Basically, if you were to evaluate the MVP candidates on a measure of how “complete” their offensive game is, Leonard would have as good an argument as anyone. He doesn’t turn the ball over, he can score with the ball in his hands or off ball, he doesn’t struggle in any describable scenario.
Stylistically ... there are a lot of similarities to infamous shooting guards. Consider this from the great Jonathan Abrams’ oral history on Kawhi’s career:
Chip Engelland (assistant coach, Spurs): “Whether a billion hours, a million hours or a thousand hours, everyone has worked on their shot, and every shot’s personal, and not everybody’s willing to change. I didn’t have time to spend and get to know him and get personal with his shot.
“I used Richard [Jefferson] as a model and also used Kobe Bryant, because Kobe Bryant has really good shooting form. I didn’t know if Kawhi was a Laker fan or not or a Kobe fan, but you had to respect his work and his shooting. So, we used pictures and video of them. I showed him his pictures of where his was, similar to where Richard was. Kawhi’s smart, and he goes, ‘Let’s go to work, let’s do it.’”
Take a look at these two clips. First, here’s a comparison of Kawhi’s baseline jumper vs. Kobe Bryant’s, which was Bryant’s pet move. Then there’s Kawhi’s one-handed runner vs Michael Jordan’s.

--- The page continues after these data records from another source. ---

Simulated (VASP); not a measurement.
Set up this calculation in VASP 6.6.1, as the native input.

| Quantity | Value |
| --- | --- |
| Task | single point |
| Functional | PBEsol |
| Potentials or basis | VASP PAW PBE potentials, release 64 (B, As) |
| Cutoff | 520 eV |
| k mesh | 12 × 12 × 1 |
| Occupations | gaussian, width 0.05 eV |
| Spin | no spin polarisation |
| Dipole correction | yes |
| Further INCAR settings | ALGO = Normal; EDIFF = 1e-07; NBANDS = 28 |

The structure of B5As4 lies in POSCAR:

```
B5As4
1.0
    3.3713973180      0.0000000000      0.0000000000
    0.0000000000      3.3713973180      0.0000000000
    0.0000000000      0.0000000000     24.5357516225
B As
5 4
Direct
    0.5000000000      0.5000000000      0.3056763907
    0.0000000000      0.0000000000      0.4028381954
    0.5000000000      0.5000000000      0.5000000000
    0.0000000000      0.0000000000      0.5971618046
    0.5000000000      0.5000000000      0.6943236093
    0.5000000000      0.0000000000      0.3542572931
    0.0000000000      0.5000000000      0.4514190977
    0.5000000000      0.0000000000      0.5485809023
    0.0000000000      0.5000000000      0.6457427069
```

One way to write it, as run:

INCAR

This is not to say that Leonard is as prolific a scorer as the two greatest shooting guards in NBA history and the best player ever to play the game. But there are stylistic similarities. Leonard raises straight up on pull-up jumpers, like Jordan, with a release point similar. He’s able to use his shoulder to create space the way they did. Leonard looks a lot like both of those legends in how he shoots. He just doesn’t shoot nearly as often.
The weaknesses in Leonard’s game come in isolation, where he’s “only” in the 65th percentile, with a higher turnover rate than Russell Westbrook. He still sometimes struggles to find and land the shots he needs late in games when the defense is primed on him. He is not an unstoppable crunch-time player. Of the players in the top 10 for shots in a five-point game under five minutes, Leonard has the third worst field-goal percentage at 40 percent. He does, however, have the best plus-minus of those players, because, you know, defense.
His playmaking is also low. He’s just not a great creator. That’s not to say he’s a bad passer. He’s a good passer. He has 18 bad-pass turnovers, per Basketball Reference this season, compared with 46 for LeBron James and approximately 11 billion for Harden and Westbrook, because their roles in the respective offenses are different. But Leonard is also not going to find a guy where you wouldn’t expect, he doesn’t find cutters the way you’d think, he doesn’t tear defenses apart for doubling him. They usually reset the offense and go back to getting a good look. But if you’re measuring him vs. those other guys, it’s a knock. He just doesn’t create as much offense.
Leonard is used as the tip of the spear in the Spurs’ offense. The whole team’s construct is built to get him quality looks. Yes, there are reads and systems in place for the same kind of Spurs offensive diversity that we’re accustomed to, but Leonard is given the first and final option offensively. For a team with a top-six offense, with the second-best record in the league, that should count for a great deal.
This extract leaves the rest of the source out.